What Hurl verifies is not code but behavior. Code can be freely changed by AI. Behavior must not change. This distinction is the key to catching drift.


Ratchet Lock

When Hurl tests pass, lock them. This is the ratchet.

1. Write Hurl tests for current API (or auto-extract)
2. Run on every commit in CI
3. Passing tests cannot be deleted or modified
4. New features require new Hurl tests
5. All existing + all new tests must pass to merge

Tell the agent “refactor this code” and it freely changes the code. But if Hurl tests break, the commit is rejected. The agent must preserve all existing behavior while refactoring. Drift in edge cases not covered by Hurl is still possible, but for covered behavior, drift is structurally suppressed.

This aligns exactly with the TDAD study’s finding. Not a procedural “write tests” instruction, but a concrete “these Hurl files must pass” contract. The agent can choose the method, but cannot violate the contract.


Works on Legacy Too

Already running production on vibe-coded software? No need to start over.

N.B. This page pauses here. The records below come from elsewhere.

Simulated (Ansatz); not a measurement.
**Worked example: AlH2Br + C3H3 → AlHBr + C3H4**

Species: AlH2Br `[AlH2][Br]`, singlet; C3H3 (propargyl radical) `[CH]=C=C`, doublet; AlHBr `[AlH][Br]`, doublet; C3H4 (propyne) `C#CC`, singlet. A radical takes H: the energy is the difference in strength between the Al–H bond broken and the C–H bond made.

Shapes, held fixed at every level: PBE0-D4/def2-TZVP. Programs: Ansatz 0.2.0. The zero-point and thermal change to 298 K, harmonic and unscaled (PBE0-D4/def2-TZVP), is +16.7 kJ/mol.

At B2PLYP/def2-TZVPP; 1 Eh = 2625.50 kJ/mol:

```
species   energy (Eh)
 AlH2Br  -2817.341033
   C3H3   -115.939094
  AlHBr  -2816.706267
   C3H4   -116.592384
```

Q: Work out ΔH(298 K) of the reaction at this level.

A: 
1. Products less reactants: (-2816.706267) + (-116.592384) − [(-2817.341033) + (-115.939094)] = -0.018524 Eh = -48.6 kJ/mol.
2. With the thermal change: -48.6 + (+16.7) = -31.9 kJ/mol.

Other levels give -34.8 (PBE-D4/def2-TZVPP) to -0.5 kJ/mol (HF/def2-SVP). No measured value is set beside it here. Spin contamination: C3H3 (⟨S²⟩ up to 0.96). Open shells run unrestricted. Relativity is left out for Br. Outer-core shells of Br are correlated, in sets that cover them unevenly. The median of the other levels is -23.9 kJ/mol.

Step 1: Capture current behavior in Hurl.

If API docs exist, translate them directly to Hurl. If not, have an agent read the existing code and write Hurl tests. The goal is to declare “this is how it currently works” in plain text for every endpoint.

Step 2: Wire it into CI.

Verify all Hurl tests pass and add them as merge conditions.

Step 3: You’re safe now.

Whether AI refactors or adds features, Hurl protects existing behavior. If drift occurs, CI catches it immediately.

Not foundation work — seismic retrofitting. Reinforcing the building without closing the shop.


Not the End of Vibe Coding — Its Evolution

Andrej Karpathy, who coined “vibe coding,” declared exactly one year later in February 2026 that “the era of vibe coding is over.” The new paradigm is agentic engineering — humans don’t write code, they orchestrate agents that autonomously plan, implement, and test.

Thoughtworks Technology Radar (2025) placed Spec-Driven Development at “Assess” level. Martin Fowler’s team published an SDD tools analysis. The industry is converging in the same direction.

Hurl tests are the smallest unit of this transition. You don’t need 10 specs. You don’t need to learn OpenAPI. One Hurl file is one contract. And that contract structurally prevents drift without constraining the agent’s freedom.

Don’t change the model. Add a contract.